Preventing System Failures

Published: 2019-12-11 08:00:00
1792 words
7 pages
15 min to read
Type of paper: 
This essay has been submitted by a student. This is not an example of the work written by our professional essay writers.

There has been an increasing shift from manual-based systems to software systems. Software systems are increasingly becoming the backbone of every organization in the world. As a result, it is increasingly becoming inevitable to use software both as an individual and as an organization. Software systems bring added benefits. However, the benefits are not always easy to identify especially if the current partly software- or manual-based system is not running the business. The software may be introduced for easier control, efficiency, cutting operational costs, handling huge transactions, and so forth. But if the software is not designed well and properly thought out, it may not bring any advantages at all. The software can bring in two benefits: tactical and strategic benefits. Strategic benefits include those that improve the day-to-day organizational transactions while strategic benefits involve those benefits which improve the nature or ability of an organization. With their use in high-risk and mission-critical applications which not only impact on human lives and critical transactions, it is very important that software are defect-free and can remain stable for the entire time they are in use. However, despite testing for anticipated failures and ensuring there are zero defects, failures still occur. Table 1 is a summary of some of the most notable software failures which have occurred in the period 2012-2016 which resulted in not only disruptions but also the loss of resources. These failures could have been avoided.

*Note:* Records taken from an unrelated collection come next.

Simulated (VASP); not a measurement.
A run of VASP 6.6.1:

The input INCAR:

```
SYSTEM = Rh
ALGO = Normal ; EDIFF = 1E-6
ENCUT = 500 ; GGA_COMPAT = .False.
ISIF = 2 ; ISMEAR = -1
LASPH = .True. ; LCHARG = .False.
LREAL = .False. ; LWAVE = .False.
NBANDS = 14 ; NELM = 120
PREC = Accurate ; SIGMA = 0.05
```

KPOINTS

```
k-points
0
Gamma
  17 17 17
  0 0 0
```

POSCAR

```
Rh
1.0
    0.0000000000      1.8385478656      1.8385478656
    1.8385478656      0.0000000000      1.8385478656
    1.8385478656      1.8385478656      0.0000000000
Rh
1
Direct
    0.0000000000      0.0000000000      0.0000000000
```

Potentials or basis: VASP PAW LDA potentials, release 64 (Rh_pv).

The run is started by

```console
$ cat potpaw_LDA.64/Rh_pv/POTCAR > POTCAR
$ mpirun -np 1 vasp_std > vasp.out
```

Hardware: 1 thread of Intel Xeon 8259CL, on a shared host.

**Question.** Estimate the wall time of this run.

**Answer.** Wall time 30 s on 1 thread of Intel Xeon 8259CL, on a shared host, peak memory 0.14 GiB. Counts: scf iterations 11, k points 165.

Year Month Organization Effect

2012 August Knight Capital $440 million loss in cash

2012 November United Airlines Thousands of passengers delayed

2012 November EnergyAustralia Wrong late payment charges

2013 June Facebook Private data of six million users exposed

2013 August US Nasdaq Online trade shutdown

2013 October US Government 30% insurance applications problems

2014 November Microsoft Users could not access apps and data

2014 December Brunswick Electric Power failure

2014 December Amazon Drastic price reductions to 1p

2015 March US Airforce Incorrect detection of targets

2015 August HSBC 275,000 payments delayed

2016 January NASA Global GPS timing anomaly

2016 February British Gas People's homes temp soar to 32C

2016 September British Airways Thousands of passengers delayed

Table 1 Showing a summary of the major software failures

Amazon System Software Failure

Amazon software glitch occurred on the eve of Christmas, and it took almost an hour. The problem began when a software used by third-party retailers to ensure that their products are one of the cheapest on the market malfunctioned and reduced prices of thousands of various items to as low as 1p. Items such as games, mattresses, batteries, clothing, headphones, and so forth which used to cost a lot suddenly began selling at 1p. The problem left many small family-run businesses with heavy losses with some companies facing closure. One trader, a dealer in games and toys, pointed out that it could have cost him 100,000. Due to the sudden drop in price, shoppers were buying more than one piece of each item with some buying up to 100 pieces of items which usually retail at 100,000 (Neate). Although Amazon tried to cancel orders that had not been dispatched, sellers complained that such cancellation had an effect on their customer rating. Still, some traders called requesting for cancellation, but some cancellations were unsuccessful because once the systems set everything moving it was difficult to stop because it becomes hard to involve human intervention (Neate). The software system failure not only resulted in reduced confidence in the automated pricing system but also huge losses to sellers. The software problem would have been avoided if the software program had been well-designed and also well-thought out with anticipation of such a kind of failure. The system designers would have designed it with a security feature which makes it hard for prices to fall below the cost price or standard minimum.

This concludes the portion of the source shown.